Reality and Its Alternatives   /   Summer 2019   /    Book Reviews

Homo Saecularis

Modernity is puzzling and unnamable precisely because of the death of God.

Jay Tolson

Detail from the Sacrifice of Iphigenia, House of the Tragic Poet, Pompeii, Roman, first century AD; Museo Archeologico Nazionale, Naples, Campania, Italy/© Samuel Magal, Sites & Photos Ltd./Bridgeman Images.

Who is secular man, and why is he so unhappy?

Those are the questions animating The Unnamable Present, a short but wide-ranging book on the puzzles of late modernity and the ninth volume of Roberto Calasso’s extended commentaries on, among many other related topics, the mythical-religious wellsprings of human civilizations. Chairman of Italy’s distinguished literary house Adelphi Edizione, Calasso is too good a historian to say that Homo saecularis emerged only in recent centuries. The lineaments of the type have existed since Paleolithic times, present as what Calasso calls a “perpetual shadow.” The shadow has been cast by the figure dominating most of the human record, Homo religiosus, defined by the sociologist Mircea Eliade as one who “always believes there is an absolute reality, the sacred, which transcends this world but manifests itself in the world, thereby sanctifying it and making it real.”

What has changed dramatically in recent centuries, Calasso writes, is that “the shadow has been transformed into normal man, who finds himself a solitary, hapless protagonist at the center of the stage.” Unlike the many varieties of Homo religiosus—Calasso mentions Vedic man, born owing four debts, above all those to the Hindu gods—Homo saecularis “owes nothing to anyone,” stands alone, free to do what he wishes “so long as it is lawful.”

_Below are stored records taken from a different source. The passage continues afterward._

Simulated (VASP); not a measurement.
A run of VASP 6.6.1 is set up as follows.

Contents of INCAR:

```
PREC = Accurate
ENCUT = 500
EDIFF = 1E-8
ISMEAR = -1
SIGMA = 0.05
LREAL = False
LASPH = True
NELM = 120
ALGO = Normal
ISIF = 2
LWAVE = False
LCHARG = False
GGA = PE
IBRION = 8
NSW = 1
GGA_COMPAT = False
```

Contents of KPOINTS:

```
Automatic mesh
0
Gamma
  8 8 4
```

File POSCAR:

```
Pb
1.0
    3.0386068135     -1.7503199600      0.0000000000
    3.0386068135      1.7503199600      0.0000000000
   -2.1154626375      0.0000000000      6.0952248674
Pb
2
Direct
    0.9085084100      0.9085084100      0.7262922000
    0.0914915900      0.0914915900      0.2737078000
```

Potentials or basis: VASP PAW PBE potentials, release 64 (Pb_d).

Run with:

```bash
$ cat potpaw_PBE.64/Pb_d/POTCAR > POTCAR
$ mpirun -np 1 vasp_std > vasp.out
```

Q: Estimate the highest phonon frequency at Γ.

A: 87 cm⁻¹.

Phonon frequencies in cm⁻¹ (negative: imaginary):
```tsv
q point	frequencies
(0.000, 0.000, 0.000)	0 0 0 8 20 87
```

So why are humans in the secular age so unhappy? Calasso says it is because they find something ominous in the insubstantiality they feel both within themselves and in the world around them, an emptiness from which they began to recoil at the very moment secularity prevailed—“around 1950 in the United States,” Calasso declares with half-facetious but plausible specificity. Instead of being welcomed as release from burdensome obligations, the normalization of secularity was met with “muted rancor.” That anger quickly found expressive, even noisy, outlets: “When an international youth movement began to protest in the campuses and lecture halls against the system, that rancor was already beginning to be voiced, even if its targets could be illusory and misleading.”

Calasso is often described as a literary critic, but his work extends beyond literature and runs deeper than criticism. A blend of philology and philosophy in the Nietzschean vein, it glosses texts, artworks, and other symbolic artifacts to identify the primal longings, fears, and needs that have informed cultures across different civilizations and eras. The frequently visited sites of this investigation are the myths and rituals—the sacred stories, spaces, and practices—in which humans seek to locate their transient existence in an enduring order. Supreme among such practices—indeed, the primordial ones—are acts of propitiation that serve as acknowledgment of and payment for the gift of life itself, acts we call sacrifice.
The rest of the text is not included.